PD: And it was relatively quick in the sense that after your first gig, I understand, six months later you were doing it full time…
SC: Yeah, you couldn’t combine the two, because I had clients coming to see me. Now if you’re trying to be a corporate lawyer that someone pays £500 an hour for and then you’re on stage, you couldn’t — and also there’s so much travelling in this job that you can’t just work at weekends, especially when you’re starting out and you’re trying to get open spots which tend to be Tuesday or Wednesday nights.
I think you have to commit, if you really want to do something. I think it was Fred MacAulay said to me, he used to be an accountant, never say you’ve got another job because comedy should be the only job you have. And so I just gave it up and thought, well no, I’m a comedian now. Even if no one else believes me, I’ll say it to myself.
PD: You’re well-known for having cats and even on the poster there’s a cat. It’s not a real cat, is it? I don’t think it is anyway.
SC: No, I couldn’t persuade any of my real cats to stay still for that long. Yes, so it’s a stunt cat we’ve got. I love all animals. Occasionally I look at my bank statement and my wife has sponsored another animal. We sponsor donkeys and pandas and it’s astonishing. We had dogs growing up but we’ve got cats now and because I’m self-employed and I have no company, they’re like my work colleagues. That’s the thing, they keep me company all day. So, I love all animals. I think they don’t judge you — well the cats do, actually, but I just love them. I absolutely love animals, I always have. I’m a sucker for an animal, that’s what it is.

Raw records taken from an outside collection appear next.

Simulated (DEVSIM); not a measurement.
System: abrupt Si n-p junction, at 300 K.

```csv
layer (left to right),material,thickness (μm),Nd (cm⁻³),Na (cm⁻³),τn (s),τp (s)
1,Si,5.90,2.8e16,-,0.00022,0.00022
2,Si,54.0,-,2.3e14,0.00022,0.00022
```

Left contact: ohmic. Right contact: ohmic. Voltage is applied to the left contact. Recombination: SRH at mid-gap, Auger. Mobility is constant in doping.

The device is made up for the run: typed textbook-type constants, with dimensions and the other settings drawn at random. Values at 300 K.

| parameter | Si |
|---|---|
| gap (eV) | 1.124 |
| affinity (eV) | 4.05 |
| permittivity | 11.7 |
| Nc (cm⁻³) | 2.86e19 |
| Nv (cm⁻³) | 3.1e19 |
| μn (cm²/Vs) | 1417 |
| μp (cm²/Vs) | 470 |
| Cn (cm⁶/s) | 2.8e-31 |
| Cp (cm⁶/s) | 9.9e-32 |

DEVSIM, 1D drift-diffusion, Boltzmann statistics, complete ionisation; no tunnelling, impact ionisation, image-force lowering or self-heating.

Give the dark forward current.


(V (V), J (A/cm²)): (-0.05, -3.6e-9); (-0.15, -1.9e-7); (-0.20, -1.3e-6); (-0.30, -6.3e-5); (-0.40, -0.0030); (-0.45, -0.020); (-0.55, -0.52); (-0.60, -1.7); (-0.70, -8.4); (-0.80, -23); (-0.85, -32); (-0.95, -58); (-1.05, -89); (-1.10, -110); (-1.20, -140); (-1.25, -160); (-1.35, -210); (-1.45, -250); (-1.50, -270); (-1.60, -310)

PD: So have you ever found yourself sat in the living room going through your script with a couple of cats at the other side?
SC: Yeah, because they just fall asleep and I’ll speak to them and that’s fine. Occasionally I’ll frighten them. But, yeah, they’re my audience sometimes. They’re certainly better than some audiences you get in comedy clubs, yeah.
PD: Now, one of the things that you are well-known for on your radio shows. You have clear opinions on things and you’ve created programmes around that. Do you use comedy as a vehicle to express those opinions or was is it that you wanted to make people laugh and found this was a good way to do that?
SC: It’s a real combination, I think, because I grew up watching alternative comedy, as they called it, which was quite political. So there was Alexei Sayle and that was all happening. And I’ve always been quite attracted to the medium of comedy as a way of getting a message across without preaching to people. So if you came to see my show on equal marriage, for example, hopefully you would learn about it but it but it would still be funny. So the bottom line is the shows have to be funny, first (because it’s a comedy show), but if I can say what I think about things at the same time then that’s an added bonus as far as I’m concerned.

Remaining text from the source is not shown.